Saturday, 6 April 2019

Frequency Table: How to use pandas value_counts() function to impute missing values?

value_counts() function is present in pandas library and is very useful in Data Wrangling step. It is used to analyze frequency distribution of values in a variable by plotting frequency table.

value_counts() function returns object containing counts of unique values. The resulting object will be in descending order so that the first element is the most frequently-occurring element. Excludes NA values by default.

So, pandas value_counts() function is very useful in imputing the missing values. 

Consider a Load Prediction dataset. We will try to impute missing values in Self_Employed variable.

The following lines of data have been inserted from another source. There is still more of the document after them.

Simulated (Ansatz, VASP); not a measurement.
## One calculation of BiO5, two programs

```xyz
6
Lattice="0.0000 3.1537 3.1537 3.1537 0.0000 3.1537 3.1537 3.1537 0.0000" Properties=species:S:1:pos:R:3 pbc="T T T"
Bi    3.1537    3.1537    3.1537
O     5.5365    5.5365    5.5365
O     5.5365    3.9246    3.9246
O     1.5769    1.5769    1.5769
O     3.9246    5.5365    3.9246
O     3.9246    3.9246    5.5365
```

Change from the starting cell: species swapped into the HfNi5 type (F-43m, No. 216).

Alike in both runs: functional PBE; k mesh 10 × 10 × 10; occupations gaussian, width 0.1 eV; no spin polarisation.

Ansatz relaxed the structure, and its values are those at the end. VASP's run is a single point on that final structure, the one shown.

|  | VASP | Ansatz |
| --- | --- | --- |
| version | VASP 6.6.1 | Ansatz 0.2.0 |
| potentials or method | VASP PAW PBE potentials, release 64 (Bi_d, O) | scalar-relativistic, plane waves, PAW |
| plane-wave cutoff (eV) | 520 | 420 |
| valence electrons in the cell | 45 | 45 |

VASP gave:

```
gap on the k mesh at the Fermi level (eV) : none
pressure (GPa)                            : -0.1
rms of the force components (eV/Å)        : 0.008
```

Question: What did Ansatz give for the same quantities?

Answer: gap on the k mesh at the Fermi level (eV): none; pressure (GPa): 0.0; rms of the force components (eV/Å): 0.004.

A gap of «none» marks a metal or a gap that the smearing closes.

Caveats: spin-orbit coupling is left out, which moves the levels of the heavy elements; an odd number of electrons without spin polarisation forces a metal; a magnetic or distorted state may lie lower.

Step 1: Import the required libraries

import pandas as pd
import numpy as np

Step 2: Load the dataset

dataset = pd.read_csv("C:/train_loan_prediction.csv")
Output: (614, 13)

So, this dataset has 614 observations. Self_Employed column contains either "Yes" or "No". Lets see how many missing values are there in this columns:

Output: 32

So, this column contains 32 missing observations (out of total 614 observations). Now lets use pandas value_counts() function to calculate number of "Yes" and number of "No".

No     500
Yes     82

We can clearly observe that out of 582 observations, there are 500 "No" values which is around 86%. So if we easily impute "No" in the 32 missing values.

dataset['Self_Employed'].fillna('No', inplace=True)

So, in this way, we can use value_counts to impute missing values.